The Congress of Vienna was generally regarded as a success. No major power—not even defeated France—left the conference with serious grievances. The new territorial arrangements and the spirit of solidarity among nations were designed to maintain peace among the states of Europe. This solidarity continued through conferences and diplomatic alliances. This system of diplomatic cooperation came to be called the Concert of Europe

The Holy Alliance.  In September 1815 Czar Alexander invited the rulers of Austria and Prussia to a grassy plateau in France. There, he arranged an impressive ceremony. Brilliant flags fluttered in the wind as 150,000 Russian troops surrounded eight altars.[14] With this display of the symbols of his military might and religious faith, Alexander proclaimed his Holy Alliance.

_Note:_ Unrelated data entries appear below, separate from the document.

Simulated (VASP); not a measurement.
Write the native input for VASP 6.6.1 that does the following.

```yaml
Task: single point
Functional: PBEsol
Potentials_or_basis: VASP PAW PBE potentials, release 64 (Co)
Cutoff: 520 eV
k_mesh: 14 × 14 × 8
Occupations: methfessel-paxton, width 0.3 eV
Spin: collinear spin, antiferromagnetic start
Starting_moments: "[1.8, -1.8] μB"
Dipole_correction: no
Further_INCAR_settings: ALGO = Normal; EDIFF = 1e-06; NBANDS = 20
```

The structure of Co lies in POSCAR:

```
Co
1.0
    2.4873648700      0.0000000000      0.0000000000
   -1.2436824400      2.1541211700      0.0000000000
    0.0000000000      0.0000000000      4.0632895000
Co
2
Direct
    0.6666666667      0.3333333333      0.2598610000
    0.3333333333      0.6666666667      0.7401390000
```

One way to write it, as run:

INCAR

Alexander I, emperor and autocrat of all the Russias, from

            In this diplomatic alliance, the Christian nations of Russia, Austria, and Prussia agreed to “remain united” as brothers and to “lend each other aid and assistance”[15] against internal threats. Alexander believed that Christian principles would prevent political upheavals better than mere diplomacy. He urged that all European rulers sign the Holy Alliance, pledging to rule as Christian princes. Those who signed agreed as “fathers of families… to protect Religion, Peace and Justice.”[16]  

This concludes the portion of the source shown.